The curves for the ranges of $W(k,z)$ are exactly:

$$ C_k(y) = \begin{cases} -y\cot(y)+yi, &y\in(2k\pi,(2k+1)\pi) \text{, if $k\ge 0$} \\ -y\cot(y)+yi, &y\in((2k+1)\pi,(2k+2)\pi)\text{, if $k<0$} \end{cases} $$

In Maple they can be plotted as:

restart;
with(plots):
f:=y->-y*cot(y)+y*I;
p0 := complexplot(f(y), y = 0 .. Pi-.2, scaling = constrained);
p01 := complexplot(f(y), y = -Pi+.2 .. 0, scaling = constrained);
p1 := complexplot(f(y), y = 2*Pi+.5 .. 3*Pi-.5, scaling = constrained);
p12 := complexplot(f(y), y = -3*Pi+.5 .. -2*Pi-.5, scaling = constrained);
p2 := complexplot(f(y), y = 4*Pi+.8 .. 5*Pi-.8, scaling = constrained);
p23 := complexplot(f(y), y = -5*Pi+.8 .. -4*Pi-.8, scaling = constrained);
display(p0, p01, p1, p12, p2, p23);

I am just breaking the whole thing into segments and subtracting a bit from the ranges to adjust it for full screen.
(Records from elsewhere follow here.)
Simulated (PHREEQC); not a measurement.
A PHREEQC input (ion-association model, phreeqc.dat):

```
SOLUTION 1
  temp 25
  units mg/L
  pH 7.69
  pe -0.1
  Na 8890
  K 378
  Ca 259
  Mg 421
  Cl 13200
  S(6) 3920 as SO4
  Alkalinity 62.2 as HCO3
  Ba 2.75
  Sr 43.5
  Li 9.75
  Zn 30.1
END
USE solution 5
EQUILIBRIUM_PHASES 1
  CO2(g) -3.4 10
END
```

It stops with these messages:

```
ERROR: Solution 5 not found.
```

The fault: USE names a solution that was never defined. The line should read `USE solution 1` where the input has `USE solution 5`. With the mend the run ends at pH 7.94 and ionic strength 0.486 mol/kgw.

Sorry, I don't know MatLab, so I have no idea how you could port this. In Maple they are just plots on the Complex plane.

(Corrected a typo, also. Note that the function is $f(y)=-y\cot(y)+yi$, $\mathbf{not}$ $f(y)=\cot(y)+yi$ as I had on my code).